Digital Drawing and Painting
This painting has been hanging on the wall of my studio for four years. As I look at it, I see images suggested in the brush work. One of them, the image of Persephone as she returns from the underworld and Hades looking on from the shadows as she leaves.
I photographed the painting and pulled it up into a drawing app (Art Studio) that I have on my iPad and created a layer for drawing. I drew her on top of the landscape.
If I am not quite satisfied with one drawing, or just want to try something else, I can shut off the top layer, create a second layer and make a completely new drawing without destroying or loosing the original painting.
In centuries past, artists used a drawing tool called the Camera Lucida. Looking through a mirror projection, they were able to trace highly intricate images onto paper or canvas. Today, photographs can be called into a drawing app and the images traced onto a new layer. The resulting image looks very much like a traditional botanical drawing.
Color fills can be added, the image could be printed, and once printed, displayed 'as is' or transferred to a canvas for further development.

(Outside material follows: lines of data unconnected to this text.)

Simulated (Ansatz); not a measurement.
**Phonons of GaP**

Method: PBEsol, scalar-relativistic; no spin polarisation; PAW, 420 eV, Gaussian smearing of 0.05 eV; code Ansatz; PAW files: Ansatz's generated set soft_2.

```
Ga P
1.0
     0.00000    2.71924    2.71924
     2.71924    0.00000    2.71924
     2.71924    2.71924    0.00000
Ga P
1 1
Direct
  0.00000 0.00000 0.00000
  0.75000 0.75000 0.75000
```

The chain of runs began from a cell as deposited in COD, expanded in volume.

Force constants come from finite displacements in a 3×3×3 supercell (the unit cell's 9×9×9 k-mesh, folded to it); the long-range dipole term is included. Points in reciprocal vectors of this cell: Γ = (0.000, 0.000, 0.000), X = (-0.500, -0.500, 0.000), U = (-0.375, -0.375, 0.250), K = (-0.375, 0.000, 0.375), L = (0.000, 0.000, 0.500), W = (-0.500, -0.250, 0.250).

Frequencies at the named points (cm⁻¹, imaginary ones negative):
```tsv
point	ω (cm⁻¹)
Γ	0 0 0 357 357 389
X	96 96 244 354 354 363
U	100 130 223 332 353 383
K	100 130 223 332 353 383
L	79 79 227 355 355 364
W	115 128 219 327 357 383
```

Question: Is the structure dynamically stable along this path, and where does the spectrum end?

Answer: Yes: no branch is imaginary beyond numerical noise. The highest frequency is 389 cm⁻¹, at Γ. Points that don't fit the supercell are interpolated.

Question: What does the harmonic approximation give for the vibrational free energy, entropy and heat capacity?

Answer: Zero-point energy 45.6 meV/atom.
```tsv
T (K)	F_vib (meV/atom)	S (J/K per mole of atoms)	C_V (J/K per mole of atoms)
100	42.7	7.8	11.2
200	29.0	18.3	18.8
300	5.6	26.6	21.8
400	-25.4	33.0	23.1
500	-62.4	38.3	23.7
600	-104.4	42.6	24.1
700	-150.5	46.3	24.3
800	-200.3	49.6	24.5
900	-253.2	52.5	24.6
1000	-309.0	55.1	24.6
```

The computer has an 'eye' as well. In various drawing apps there are settings called "find lines.” When engaged, ‘Find Lines’ will sort a photograph into a drawing.
The computer is not yet a perfect draughtsman. When the app was finished I cleaned and touched up various parts of the picture to make a cohesive whole
“Rose”
“Tree in the Japanese Tea Garden”
Drawing on the iPad is remarkably easy. I love how I can click a button and fill the sky with blue and then call up a drawing pencil tool and write on the picture.